Its shareholders, apparently close to revolt, think Cisco needs to focus on creating shareholder value rather than topline growth. Chambers acknowledged this in a recent memo to all employees and announced that he planned to focus on rectifying this problem quickly.
Cisco has gone through difficult times in the past. After the telecom bust in 2001, Cisco's revenues dipped from $22.3 billion to $18.9 billion in one year. But everybody in the industry went through difficult times then. Now as Cisco struggles, its competitors such as Hewlett Packard, Juniper Networks, Huawei and Brocade Networks are making inroads into its core business. "Margins are not as strong as it was for Cisco as it faces tough competition," says Jennifer Belissent, analyst at Forrester. So, in spite of growth and reasonable profits, Cisco faces several challenges across business segments and geographies. Almost all of these challenges can be summarised in one word: complexity.

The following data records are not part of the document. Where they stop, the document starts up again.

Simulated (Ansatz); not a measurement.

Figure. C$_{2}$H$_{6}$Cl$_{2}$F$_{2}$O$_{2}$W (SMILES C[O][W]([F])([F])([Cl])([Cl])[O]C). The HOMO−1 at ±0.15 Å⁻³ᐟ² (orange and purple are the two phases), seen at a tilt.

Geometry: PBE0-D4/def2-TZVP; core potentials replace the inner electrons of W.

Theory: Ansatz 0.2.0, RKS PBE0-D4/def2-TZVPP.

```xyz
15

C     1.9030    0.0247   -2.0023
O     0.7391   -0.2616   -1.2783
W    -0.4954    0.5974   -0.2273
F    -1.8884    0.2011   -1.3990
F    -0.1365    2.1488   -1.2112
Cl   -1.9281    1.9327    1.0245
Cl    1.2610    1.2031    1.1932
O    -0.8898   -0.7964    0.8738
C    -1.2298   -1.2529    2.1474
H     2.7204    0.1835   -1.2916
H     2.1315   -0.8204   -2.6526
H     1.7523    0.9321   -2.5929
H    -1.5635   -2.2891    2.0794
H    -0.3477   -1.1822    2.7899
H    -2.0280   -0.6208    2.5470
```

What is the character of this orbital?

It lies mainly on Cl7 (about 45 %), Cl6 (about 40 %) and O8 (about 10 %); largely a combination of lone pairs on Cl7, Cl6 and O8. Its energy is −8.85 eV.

Cisco commands signigicant share in the global market
|IP television: 61%|
Wireless LAN: 58%
Storage area networks: 29%
Home networking: 26%
Through the 1980s and 1990s, Cisco was a networking company. Its core business was making routers and switches. All the major acquisitions in the 1990s were related to networking; they strengthened what was already a formidable portfolio of networking products. But sometime around the turn of this century, probably buoyed by the spurt in Cisco's business and market capitalisation, Chambers began to take the company in a different direction. It started pushing into areas that lie close to networking, a move that transformed Cisco within a few years.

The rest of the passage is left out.